In this answer, solving an exercise of Halmos, it is shown that:
If $x$ and $y$ are non-zero vectors and $\langle x,y\rangle$ is (real and) strictly positive, then there exists a positive semi-definite transformation $A$ such that $Ax=y$.
The answer is by construction. Letting $P$ be the orthogonal projection on the subspace spanned by $y$, we can choose $$ A=\frac{\Vert y\Vert^2}{\langle x,y\rangle} P. $$
This works, but leaves me slightly disappointed, since the map is only semi-definite. My gut-feeling says that, surely, a positive (non-semi-)definite transformation should exist as well... is that true? And can we point to a simple one like the one given above?
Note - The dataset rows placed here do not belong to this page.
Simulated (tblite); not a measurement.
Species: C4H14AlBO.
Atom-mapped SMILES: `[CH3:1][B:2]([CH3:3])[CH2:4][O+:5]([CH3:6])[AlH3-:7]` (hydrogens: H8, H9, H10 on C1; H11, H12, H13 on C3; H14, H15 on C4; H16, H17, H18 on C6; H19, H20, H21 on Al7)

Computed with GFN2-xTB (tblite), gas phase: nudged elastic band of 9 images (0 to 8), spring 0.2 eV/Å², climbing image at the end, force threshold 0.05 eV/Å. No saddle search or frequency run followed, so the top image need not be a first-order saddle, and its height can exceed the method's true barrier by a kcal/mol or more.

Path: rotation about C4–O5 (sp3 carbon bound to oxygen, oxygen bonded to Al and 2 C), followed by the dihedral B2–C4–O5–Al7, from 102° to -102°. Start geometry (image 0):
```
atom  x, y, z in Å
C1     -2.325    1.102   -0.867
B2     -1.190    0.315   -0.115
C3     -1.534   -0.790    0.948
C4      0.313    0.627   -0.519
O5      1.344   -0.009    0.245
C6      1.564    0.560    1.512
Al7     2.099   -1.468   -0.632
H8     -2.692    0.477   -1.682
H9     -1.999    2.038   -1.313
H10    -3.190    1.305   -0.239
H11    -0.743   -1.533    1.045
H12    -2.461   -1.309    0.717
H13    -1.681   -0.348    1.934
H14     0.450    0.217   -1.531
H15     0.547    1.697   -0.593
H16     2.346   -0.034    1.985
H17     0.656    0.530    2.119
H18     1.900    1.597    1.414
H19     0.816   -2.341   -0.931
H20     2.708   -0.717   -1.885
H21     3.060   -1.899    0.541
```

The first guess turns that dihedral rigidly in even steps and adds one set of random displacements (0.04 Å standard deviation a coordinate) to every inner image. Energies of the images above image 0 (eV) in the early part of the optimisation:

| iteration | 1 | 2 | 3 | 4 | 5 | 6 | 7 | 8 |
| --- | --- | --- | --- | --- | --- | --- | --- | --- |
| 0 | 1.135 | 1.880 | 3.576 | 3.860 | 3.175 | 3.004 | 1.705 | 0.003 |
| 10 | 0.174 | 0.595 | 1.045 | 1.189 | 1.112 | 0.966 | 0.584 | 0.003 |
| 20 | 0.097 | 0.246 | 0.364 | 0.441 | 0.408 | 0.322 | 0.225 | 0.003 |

As you suspected, the answer is a resounding yes!
I will use an inner product space over $\Bbb R$; the case over $\Bbb C$ is similar.
In the simple case when $x=\pmatrix{1\\0}$ and $y=\pmatrix{a\\b}$ where $a>0$, we can let $A=\pmatrix{a& b\\b&\frac{1+b^2}a}$, which is a positive-definite symmetric matrix such that $Ax=y$. The general case can be reduced to the simple case by an orthogonal transformation followed by a scalar multiplication.
A more geometrical approach is the following.
Let $\mathcal V$ be the ambient vector space (which is isomorphic to $\Bbb R^n$ for some $n$). There are two cases.
$x$ and $y$ are linearly dependent.
Suppose $y=ax$ for some $a\in\Bbb R$. Then $$a= \frac{\langle ax, y\rangle}{\langle x, y\rangle}=\frac{\|y\|^2}{\langle x, y\rangle} > 0.$$ Let $Au=au$ for all $u\in U$.
Then $A$ is a positive-definite transformation such that $Ax=y$.
$x$ and $y$ are linearly independent.
Let $\mathcal U$ be the subspace spanned by $x$ and $y$.
Since the angle between $x$ and $y$ is less than the right angle, we can find vector $s$ and vector $t$ in $\mathcal U$ such that the angle between $s$ and $t$ is a right angle with $x,y$ strictly inside. That means, $\langle s,t\rangle=0$ and $\langle x,s\rangle>0$, $\langle x,t\rangle>0$, $\langle y,s\rangle>0$, $\langle y,t\rangle>0$.
Since $s$ and $t$ span $\mathcal U$, we can express $x$ and $y$ as linear combinations of $s$ and $t$. Suppose $$\begin{aligned} x = x_s s + x_t t\\ y = y_s s + y_t t\end{aligned}$$ where $x_s, y_s, x_t, y_t$ are positive real numbers.
Let $A$ be the linear transformation such that $$\begin{aligned} As&=\frac{y_s}{x_s}s,\\At&=\frac{y_t}{x_t}t,\\Av&=v\quad\text{for }v\in \mathcal U^\perp \end{aligned}$$ It is straightforward to verify that $A$ is positive-definite transformation such that $Ax=y$.